Skip to main content

g guillaume paumier

File metadata cleanup drive

In 2014 and 2015, I led the File metadata cleanup drive, a community effort to fix file description pages and tweak license templates, to ensure that multimedia files consistently contain machine-readable metadata across Wikimedia wikis.

A prelude to structured data

A short while after Wikipedia was created in 2001, contributors started to upload pictures to the site to illustrate articles. Over the years, Wikimedians have accumulated over 22 million files on Wikimedia Commons, the central media repository that all Wikimedia sites can pull from. In addition, nearly 2.5 million other files are spread out across hundreds of individual wikis.

MediaWiki, the software platform used for Wikimedia sites, wasn’t originally designed for multimedia content. We’ve made good progress with better upload tools, for example, but the underlying system still very much focuses on text.

On MediaWiki, each file has a file description page that contains all the information (“metadata”) related to the picture: what it depicts, who the author is, what rights and limitations are associated with it, etc. Many wikis have developed templates (reusable bits of wikicode) to organize such file metadata, but a lot of information is still unstructured in plain wikitext.

In October 2014, the Wikimedia Foundation launched an initiative to develop a new underlying system for file metadata using the same technology powering Wikidata. This project is still in the early stages, and even when it becomes available, it will take a long time to migrate the existing metadata to structured data.

The goal of the File metadata cleanup drive is to make the migration process for those 24+ million files less tedious, by making sure that robots can process most of the files automatically.

Machine-readable data also makes it easier to reuse Wikimedia content consistently with best practices for attribution. Examples of tools that use existing machine-readable data include the stockphoto gadget on Commons, WikiWand and Media Viewer. The PDF generator and offline readers like Kiwix are other tools that will benefit from this effort.

Evolution of the file description page

The upcoming Structured data project aims to build a system where you edit the metadata using a form, you view it in a nice format, and robots can understand the content and links between items.

/images/2014-11-05_Evolution_of_file_metadata_on_Wikimedia_sites_05.svg

With Structured data, robots will know exactly what field refers to what kind of information. This will make it easier for humans to search and edit metadata.
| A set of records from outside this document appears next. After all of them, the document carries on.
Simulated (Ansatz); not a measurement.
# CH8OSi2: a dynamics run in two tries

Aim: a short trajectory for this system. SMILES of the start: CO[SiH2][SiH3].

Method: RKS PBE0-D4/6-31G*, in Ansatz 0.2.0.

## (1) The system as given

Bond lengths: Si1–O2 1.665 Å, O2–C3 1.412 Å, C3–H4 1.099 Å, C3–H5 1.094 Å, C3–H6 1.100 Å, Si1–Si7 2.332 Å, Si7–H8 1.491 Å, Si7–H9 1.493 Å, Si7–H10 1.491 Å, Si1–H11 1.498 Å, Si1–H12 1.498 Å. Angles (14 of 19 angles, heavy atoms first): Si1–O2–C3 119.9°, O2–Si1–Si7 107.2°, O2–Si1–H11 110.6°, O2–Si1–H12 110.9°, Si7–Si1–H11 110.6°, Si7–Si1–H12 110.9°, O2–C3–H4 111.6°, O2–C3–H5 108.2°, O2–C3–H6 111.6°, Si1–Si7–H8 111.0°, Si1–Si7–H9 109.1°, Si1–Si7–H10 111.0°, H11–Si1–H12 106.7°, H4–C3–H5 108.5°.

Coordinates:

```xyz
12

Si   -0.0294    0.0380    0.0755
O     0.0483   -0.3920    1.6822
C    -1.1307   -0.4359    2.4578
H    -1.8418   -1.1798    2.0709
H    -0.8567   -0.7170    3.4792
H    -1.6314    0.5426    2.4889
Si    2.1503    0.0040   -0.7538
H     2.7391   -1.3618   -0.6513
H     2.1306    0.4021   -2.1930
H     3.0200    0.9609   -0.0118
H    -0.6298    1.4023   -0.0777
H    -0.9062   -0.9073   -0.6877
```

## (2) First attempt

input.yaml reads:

Many files on Wikimedia Commons aren’t actually very far from that model. Many files have an “Information template,” a way to organize the different parts of the metadata on the page. Information templates were originally created to display metadata in a consistent manner across files, but they also make it possible to make the information easier to read for robots.

This is achieved by adding machine-readable markers to the HTML code of the templates. Those markers say things like “this bit of text is the description,” and “this bit of text is the author,” etc. and robots can pick these up to understand what humans have written.

This situation is ideal for the migration, because it tells robots exactly how to handle the bits of metadata and which field they belong to.

/images/2014-11-05_Evolution_of_file_metadata_on_Wikimedia_sites_04.svg

Current information and license templates can be read by machines if they contain special markers. Robots will be able to migrate many files to structured data automatically if they use those templates.

If the machine-readable markers aren’t present, the robots need to guess which field corresponds to which type of content. This makes it more difficult to read the metadata, and their parsing of the text is less accurate. The good news is that by just adding a few markers to the templates, all the files that use the template will automatically become readable for robots.

/images/2014-11-05_Evolution_of_file_metadata_on_Wikimedia_sites_03.svg

If a file contains information and license templates, but they don’t have the special markers, it’s difficult for robots to migrate it. Fortunately, it’s easy to add the special markers.

Things become fuzzier for robots when the information isn’t organized with templates. In this case, robots just see a blob of text and have no idea what the metadata is saying. This means that the migration has to be made entirely by human hands.

/images/2014-11-05_Evolution_of_file_metadata_on_Wikimedia_sites_01.svg

If the file’s metadata only contains wikitext, we need to organize the content by adding an information and a license template manually. Those templates need to contain the special markers.

Fixing files and templates

Many files across wikis are in one of the latter states that aren’t readable by robots, and about 700,000 files on Commons are missing an information template as well. In order to fix them so they can be easily migrated in the future requires, we need an inventory of files missing machine-readable metadata.

That’s where MrMetadata comes into play. MrMetadata (a wordplay on Machine-Readable Metadata) is a dashboard tracking, for each wiki, the proportion of files that are readable by robots. It also provides an exhaustive list of the “bad” files, so we know which ones to fix.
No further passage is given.